Treasury Will Allow Some Pass-Through Businesses To Avoid SALT Cap
As The Wall Street Journal reported last week, the U.S. Department of the Treasury has put into place guidance that could allow pass-through businesses in some states to avoid the federal $10,000 cap on state and local tax (SALT) deductions.
As a reminder, the federal tax reform bill signed into law by President Donald Trump in 2017 set a $10,000 limit on the amount of state and local taxes that individuals and small businesses could deduct from their federal tax burden. The cap does not apply to businesses that pay the corporate income tax – those entities can deduct all of their state taxes just as they did before the 2017 law – but it did impact pass-through companies.
Democrats in Congress have opposed the cap and tried to repeal the SALT cap, but Republicans have refused to consider the legislation since it would mainly benefit taxpayers in larger states.

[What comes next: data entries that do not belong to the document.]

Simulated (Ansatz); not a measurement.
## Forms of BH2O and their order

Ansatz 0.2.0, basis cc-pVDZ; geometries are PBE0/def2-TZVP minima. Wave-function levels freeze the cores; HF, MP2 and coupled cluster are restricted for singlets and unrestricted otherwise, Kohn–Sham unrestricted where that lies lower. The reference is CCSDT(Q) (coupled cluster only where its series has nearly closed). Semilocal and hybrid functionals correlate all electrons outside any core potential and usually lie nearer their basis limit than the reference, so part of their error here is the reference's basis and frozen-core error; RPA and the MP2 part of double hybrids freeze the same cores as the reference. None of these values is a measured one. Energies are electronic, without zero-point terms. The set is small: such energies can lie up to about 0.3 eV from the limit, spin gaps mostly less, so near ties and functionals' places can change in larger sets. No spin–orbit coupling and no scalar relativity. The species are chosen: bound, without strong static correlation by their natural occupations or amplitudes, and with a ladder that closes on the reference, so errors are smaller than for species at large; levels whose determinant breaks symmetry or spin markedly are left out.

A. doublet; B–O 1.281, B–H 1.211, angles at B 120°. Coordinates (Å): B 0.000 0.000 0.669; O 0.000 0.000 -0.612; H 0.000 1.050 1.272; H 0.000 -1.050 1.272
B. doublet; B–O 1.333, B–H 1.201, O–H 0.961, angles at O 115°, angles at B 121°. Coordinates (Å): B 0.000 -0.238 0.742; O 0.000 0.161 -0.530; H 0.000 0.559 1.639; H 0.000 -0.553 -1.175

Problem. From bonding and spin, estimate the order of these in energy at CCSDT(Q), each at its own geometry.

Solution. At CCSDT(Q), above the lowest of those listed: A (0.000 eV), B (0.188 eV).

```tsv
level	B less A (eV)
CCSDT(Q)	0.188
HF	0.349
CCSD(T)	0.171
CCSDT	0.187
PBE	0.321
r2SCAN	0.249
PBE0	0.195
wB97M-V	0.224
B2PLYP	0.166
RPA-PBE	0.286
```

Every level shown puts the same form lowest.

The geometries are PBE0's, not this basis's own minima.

Under the Treasury Department’s new guidance, owners of S corporations and other pass-throughs could avoid the cap by paying those taxes through the business entity – if their state permits that mechanism. New Jersey is one of the states that does, but several others also are considering implementing similar policies. If they do, as University of Chicago law professor Daniel Hemel told The Journal, it “makes it very easy for states to effectively exempt everyone except W-2 wage-earners from the $10,000 SALT cap.”